Finding Beauty in the Unexpected

One thing I love about long exposure photography is that the possibilities are endless. We could go on all day about long exposure photography ideas but here’s a couple more of my favourite ideas not listed above:

  • Patchy skies create a great composition element. Wandering around Hobart a few years ago I snapped the second photo on the top row below.  It’s not a great shot by any means but the clouds blurred from a long exposure against the old architecture of Hobart add a diffferent touch to your average photo
  • Dial your camera into a long exposure and stick your camera out the window to capture a sense of speed
  • Grab some sparklers or a torch and run around in front of the camera for some long exposure night photography. This style of light painting works best by grabbing a torch and placing some coloured cellophane or even coloured cd cases over the front of the torch. It’s a neat little trick but has nothing on the beautiful work of Denis Smith with his Ball of Light project. A must for anyone looking for light painting inspiration
  • Use a long exposure to exaggerate fog of a scene. I hate to admit this but the forth row photo beneath a bridge on a foggy morning there actually wasn’t that much fog as the photo leads you to believe. By using a long exposure I was able to capture the fog as it moved down the river which exaggerated the fog in the photo. Although be mindful that using a long exposure during foggy conditions can fog up your camera lens if you’re not careful. Try to check your  lens often throughout the shoot to ensure you don’t get home with a card full of unusable images
  • Remove people from a busy scene with a long exposure. Living in a busy city (Melbourne, Australia) I’ll arrive at a scene to take sunset photos (like this one at St Kilda Pier) and it will be crowded with tourists.  Rather than take a photo with people cluttered all through my photo I’ll set the camera up for a long exposure. It works perfectly and I’m able to take a photo of a scene with no people getting in my shot. Just be mindful that you need quite a long exposure for this effect to work well and also for people not to stand and stop too long in your frame. This post-apocalyptic photo series by Lucie & Simon captures major cities appear as ghost towns by using this effect
Playing around with other long exposure ideas
Playing around with other long exposure ideas

What’s your Favourite Long Exposure Subject?

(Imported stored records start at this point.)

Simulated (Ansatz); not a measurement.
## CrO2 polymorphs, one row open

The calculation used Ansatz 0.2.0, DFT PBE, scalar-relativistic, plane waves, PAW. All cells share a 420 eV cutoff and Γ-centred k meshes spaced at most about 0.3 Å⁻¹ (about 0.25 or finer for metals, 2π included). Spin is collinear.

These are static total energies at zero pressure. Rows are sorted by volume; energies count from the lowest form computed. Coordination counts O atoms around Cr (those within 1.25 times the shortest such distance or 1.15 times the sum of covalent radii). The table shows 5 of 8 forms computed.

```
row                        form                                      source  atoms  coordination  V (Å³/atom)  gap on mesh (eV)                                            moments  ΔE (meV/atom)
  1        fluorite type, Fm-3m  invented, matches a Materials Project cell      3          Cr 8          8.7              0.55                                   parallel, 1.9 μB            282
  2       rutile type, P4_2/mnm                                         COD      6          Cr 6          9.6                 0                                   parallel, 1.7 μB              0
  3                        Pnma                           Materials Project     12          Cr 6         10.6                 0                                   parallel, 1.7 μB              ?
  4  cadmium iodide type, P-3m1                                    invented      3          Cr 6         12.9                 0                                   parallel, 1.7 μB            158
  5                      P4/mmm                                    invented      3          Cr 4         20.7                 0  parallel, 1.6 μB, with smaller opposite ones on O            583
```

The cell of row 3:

As I said in the introduction to this post that the possibilities of taking long exposure photographs are endless. What do you enjoy taking photos of using long exposure that I’ve missed?

long exposure chart
Don’t forget to get your free long exposure chart. A must for any photographer’s bag

If you found this article useful I’d be super grateful if you shared it via your favourite social networks to others who might be also interested in the topic. Feel free to follow me on Facebook, Twitter or Google+ for future posts like this. You might also be interested in a previous post called the magic cloth technique that is a very effective and easy DIY neutral density filter trick.

Have any questions or comments about the article? Feel free to drop an email as I’m always happy to help 🙂

If you enjoyed this article, be sure to give my recent article on what equipment is recommended for landscape photography a read.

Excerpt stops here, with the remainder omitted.